This is a story about software architecture, about a personal itch, and about scalability. And like any good tech story, it begins with a shaky architecture.
At Panorays, we help large enterprises to measure the security posture of their suppliers. But I’m not going to get into the whole 3rd party security management extravaganza with you. we came to talk about our architecture and process.
In the beginning, there was bash.
and scripts to manage VMs. a lot of scripts.
- There was a VM instance for each company we assessed.
- Every VM executed sequential batch jobs that imitate the whole reconnaissance phase of the hacker’s lifecycle.
- Company level parallelism is achieved by firing up more VMs.
- We built an internal orchestration system via Cron & Bash (imagine how fun was that…).
- The parallelism was at the company level, and not at the job level.
- The process wasn’t transparent.
- Servers utilization was low.
- Manually Triggered
The Rise of The Transporter
a Dynamic Workflow Engine, built to create workflows and execute them as Kubernetes Jobs.
A container based architecture makes The Transporter both flexible enough to configure jobs separately and efficient enough to scale.
It favors parallelism when possible, according to the workflow dependencies and provides a REST API for a fully automated pipeline.
The Transporter’s API is automatically triggered whenever a new company is entered to the platform. The Transporter then deploys the jobs to kubernetes in parallel or sequentially, according to a predefined workflow.
As with the original transporter, The Transporter follows a few simple rules:
The Deal is the Deal
The transporter deal is you define the workflow, The transporter will make it happen.
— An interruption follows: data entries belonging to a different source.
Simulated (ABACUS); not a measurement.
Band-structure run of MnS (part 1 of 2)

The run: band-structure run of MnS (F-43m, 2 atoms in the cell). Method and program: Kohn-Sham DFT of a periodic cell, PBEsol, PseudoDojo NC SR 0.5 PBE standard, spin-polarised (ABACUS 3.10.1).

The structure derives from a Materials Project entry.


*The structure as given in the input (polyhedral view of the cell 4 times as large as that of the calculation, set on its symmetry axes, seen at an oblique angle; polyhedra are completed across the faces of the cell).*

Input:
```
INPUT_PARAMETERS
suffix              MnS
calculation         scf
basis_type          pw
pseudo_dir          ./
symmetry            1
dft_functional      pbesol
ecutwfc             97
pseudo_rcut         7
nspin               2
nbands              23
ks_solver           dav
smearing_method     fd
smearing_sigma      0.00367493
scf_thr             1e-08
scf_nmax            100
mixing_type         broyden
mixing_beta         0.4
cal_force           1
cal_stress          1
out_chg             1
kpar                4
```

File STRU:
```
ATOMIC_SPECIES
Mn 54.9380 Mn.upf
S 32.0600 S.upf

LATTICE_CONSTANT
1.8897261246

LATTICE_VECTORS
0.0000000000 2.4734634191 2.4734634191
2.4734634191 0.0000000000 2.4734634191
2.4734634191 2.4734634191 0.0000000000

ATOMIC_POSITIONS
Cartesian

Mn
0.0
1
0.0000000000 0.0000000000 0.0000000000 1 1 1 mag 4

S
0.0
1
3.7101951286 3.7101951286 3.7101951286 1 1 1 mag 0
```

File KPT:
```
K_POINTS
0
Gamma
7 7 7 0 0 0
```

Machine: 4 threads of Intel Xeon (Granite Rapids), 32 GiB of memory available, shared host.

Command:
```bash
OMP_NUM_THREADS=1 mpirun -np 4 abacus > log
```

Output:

But in order to define a workflow we first need to define a job.
In our case a job is the equivalent of running a docker container.
A group of these jobs are a phase, a phase can be sequential or parallel.
A workflow is a sequence of phases.
Now, we can enjoy parallelism while still follow some rules.
Never Make a Promise You Can’t Keep
The Transporter leverage a distributed task queue architecture.
In this architecture tasks get transported to queues, workers consume the tasks from the queues and perform these tasks.
This architecture makes it possible to retry a failed task,
set a timeout, set a priority, and schedule tasks for later.
We send notifications to alert on workflow start, success and failures.
Under The Hood
Now, we are ready to tie it all together —
The transporter provides endpoints to manipulate a workflow
behind the scenes the workflow gets translated to Celery tasks.
we use celery chains and celery groups to set dependencies.
these tasks get transported to queues based on the dependencies.
On the other side celery workers consume tasks from the queues
and deploy the corresponding KubernetesJob.
The result — a workflow getting accomplished according to job dependencies.
We also added endpoints to control workers for convenience.
The number of running workers sets the limit for how many jobs can run concurrently.
Never Open the (Package) Container
Our new deployment process includes security researchers building and pushing docker images to Google Cloud Registry.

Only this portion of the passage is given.